Bihar Assembly Bye-Election Results 2019: Results of the bye-elections to five Assembly seats and one parliamentary seat in Bihar were declared Thursday. While the RJD won two seats, JD(U), AIMIM and an independent candidate won one seat each. Lok Janshakti Party (LJP) won the solitary bypoll on Samastipur Lok Sabha seat.
The bypolls were held in Belhar, Simri Bakhtiarpur, Nathnagar, Kishanganj, and Daraundha Assembly constituencies on account of the sitting MLAs getting elected to the Lok Sabha. The bye-election to the Samastipur Lok Sabha seat was necessitated after the death of LJP MP Ram Chandra Paswan, following which the party fielded his son Prince Raj.

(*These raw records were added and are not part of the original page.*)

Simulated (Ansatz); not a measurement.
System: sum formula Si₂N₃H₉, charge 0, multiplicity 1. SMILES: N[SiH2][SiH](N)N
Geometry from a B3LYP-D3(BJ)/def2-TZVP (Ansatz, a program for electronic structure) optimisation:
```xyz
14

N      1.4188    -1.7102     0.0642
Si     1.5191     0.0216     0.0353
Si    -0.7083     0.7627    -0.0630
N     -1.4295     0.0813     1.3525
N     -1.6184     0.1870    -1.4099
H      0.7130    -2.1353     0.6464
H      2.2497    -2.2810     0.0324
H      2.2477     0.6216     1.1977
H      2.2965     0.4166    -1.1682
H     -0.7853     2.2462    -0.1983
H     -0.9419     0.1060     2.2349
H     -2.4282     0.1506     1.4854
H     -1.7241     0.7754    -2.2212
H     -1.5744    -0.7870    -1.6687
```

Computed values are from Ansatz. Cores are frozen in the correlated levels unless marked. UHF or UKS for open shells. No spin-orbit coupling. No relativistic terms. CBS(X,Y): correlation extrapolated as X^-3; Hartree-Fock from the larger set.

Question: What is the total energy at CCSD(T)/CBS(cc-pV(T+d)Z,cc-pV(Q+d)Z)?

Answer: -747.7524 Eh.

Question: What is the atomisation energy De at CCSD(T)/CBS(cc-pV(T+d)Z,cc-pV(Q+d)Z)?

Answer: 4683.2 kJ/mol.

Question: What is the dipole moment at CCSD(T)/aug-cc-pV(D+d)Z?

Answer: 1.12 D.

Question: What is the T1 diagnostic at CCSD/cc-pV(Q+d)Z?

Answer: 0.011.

In the bye-election for Samastipur, Prince Raj won against Congress’ Ashok Kumar by over 1 lakh votes. Raj won the seat by over 1 lakh votes. The bye-election to the Samastipur seat was necessitated after the death of LJP MP Ram Chandra Paswan, following which the party fielded his son Prince Raj.
AIMIM’s Qamrul Hoda won his party a maiden seat in the Bihar Assembly by winning from Kishanganj. He defeated BJP’s Sweety Singh by over 10,000 votes.
The results brought good news for the RJD, which won two seats. RJD’s Zafar Alam and Ramdeo Yadav won from Simri Bakhtiarpur and Belhar seats respectively. Party chief Tejashwi Yadav sounded euphoric over the win, saying that the bypoll win has set the tone for the 2020 state Assembly polls. Taking to Twitter, Yadav said, “The bypolls have proved that Bihar does not want a conservative government in 2020 but a leadership which promises to deliver on the expectations and dreams of the people towards a developmental, aspiring new Bihar.”
Independent candidate Karnjeet Singh won from the Daraundha seat.
In a disappointing result for the BJP-JD(U) combine, only one candidate of the alliance managed to win a seat. The only saving grace for the NDA came from Nathnagar where JD(U)’s Lakshmikant Mandal defeated RJD’s Rabiya Khatun by 5,131 votes. The result may come as a red signal for the ruling alliance as the state elections are set to take place next year.
The JD(U), however, maintained that the party has bounced back from similar positions in the past. “The people’s mandate is supreme and we bow before that. But we recall that in 2009 we had similarly lost in the assembly by-polls only to emerge stronger than ever before in the Vidhan Sabha elections held the following year,” JD(U) spokesman Rajiv Ranjan Prasad told PTI.
The bypolls are largely being seen as a referendum on the four-year government of Bihar Chief Minister Nitish Kumar. Bihar saw a voter turnout of 49.50 per cent on Monday.